On Tuesday, Iraqi troops, backed by aerial support and paramilitary forces, launched a new push to retake a sprawling desert area outside the central city of Samarra, 95 kilometers (60 miles) north of Baghdad, with the aim to cut ISIS supply lines and to tighten the grip around the ISIS-held northern city of Mosul.

“We have achieved a big success,” the commander of the Iraqi Air Force, Staff General Hamid al-Maliki, said in a video distributed by the Defense Ministry adding that government forces had progressed farther than expected so far. He hailed the paramilitary forces, which are mainly composed of Shiite militiamen, as playing “a big role” alongside government security forces.

The spokesman of Iraq’s counter-terrorism forces, Sabah al-Numan, told The Associated Press that the militants dispatched seven suicide car bombers, but they were destroyed by security forces before reaching their targets. Al-Numan added that two militant operations centers were bombed and a train station was recaptured.

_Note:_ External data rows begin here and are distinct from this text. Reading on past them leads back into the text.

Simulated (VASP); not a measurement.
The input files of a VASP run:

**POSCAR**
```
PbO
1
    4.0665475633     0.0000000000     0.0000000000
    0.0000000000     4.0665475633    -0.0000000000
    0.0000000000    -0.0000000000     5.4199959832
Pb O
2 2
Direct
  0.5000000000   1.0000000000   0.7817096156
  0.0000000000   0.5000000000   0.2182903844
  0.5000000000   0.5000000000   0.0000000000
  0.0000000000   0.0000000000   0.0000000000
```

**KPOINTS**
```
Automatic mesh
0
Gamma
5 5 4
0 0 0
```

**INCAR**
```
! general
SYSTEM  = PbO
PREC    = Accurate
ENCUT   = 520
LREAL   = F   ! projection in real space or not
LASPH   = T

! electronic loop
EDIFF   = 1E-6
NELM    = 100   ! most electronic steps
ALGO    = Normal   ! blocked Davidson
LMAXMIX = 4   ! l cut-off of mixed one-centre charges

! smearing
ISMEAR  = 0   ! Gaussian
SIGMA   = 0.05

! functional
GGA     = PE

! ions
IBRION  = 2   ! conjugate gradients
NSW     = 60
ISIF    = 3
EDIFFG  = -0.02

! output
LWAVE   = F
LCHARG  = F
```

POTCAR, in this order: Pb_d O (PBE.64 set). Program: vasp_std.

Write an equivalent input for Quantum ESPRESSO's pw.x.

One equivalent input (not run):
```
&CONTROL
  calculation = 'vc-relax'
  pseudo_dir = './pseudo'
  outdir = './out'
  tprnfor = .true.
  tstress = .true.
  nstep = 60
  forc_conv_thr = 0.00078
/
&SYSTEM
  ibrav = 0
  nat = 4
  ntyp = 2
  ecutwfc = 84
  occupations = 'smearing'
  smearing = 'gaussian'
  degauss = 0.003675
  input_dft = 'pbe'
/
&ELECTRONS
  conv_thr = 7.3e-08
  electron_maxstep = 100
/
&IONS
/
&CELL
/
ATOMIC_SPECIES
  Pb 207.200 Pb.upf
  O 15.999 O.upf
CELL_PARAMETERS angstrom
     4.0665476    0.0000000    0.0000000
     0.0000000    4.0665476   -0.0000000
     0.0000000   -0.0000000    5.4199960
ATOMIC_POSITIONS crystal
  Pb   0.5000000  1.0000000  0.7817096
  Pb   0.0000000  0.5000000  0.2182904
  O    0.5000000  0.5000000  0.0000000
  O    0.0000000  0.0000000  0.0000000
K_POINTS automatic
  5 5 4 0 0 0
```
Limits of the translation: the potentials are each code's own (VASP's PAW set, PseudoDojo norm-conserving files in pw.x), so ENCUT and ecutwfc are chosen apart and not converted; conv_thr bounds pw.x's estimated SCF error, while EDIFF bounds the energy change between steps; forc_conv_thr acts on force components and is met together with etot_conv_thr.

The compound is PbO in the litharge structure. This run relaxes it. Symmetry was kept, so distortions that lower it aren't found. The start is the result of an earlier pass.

Meanwhile, the United Nations said that continuous violence has left at least 670 Iraqis dead in February, of whom about two-thirds were civilians.

In a statement issued on Tuesday, the U.N. Assistance Mission for Iraq, known as UNAMI, put the number of the killed civilians at 410, a figure which according to U.N. methodology includes the federal police, civil defense forces and personal security details. The rest were security forces, including Kurdish peshmerga and paramilitary troops.

It added that a total of 1,290 people were wounded, including 1,050 civilians. The worst affected area was Baghdad, with 277 civilians killed and 838 injured.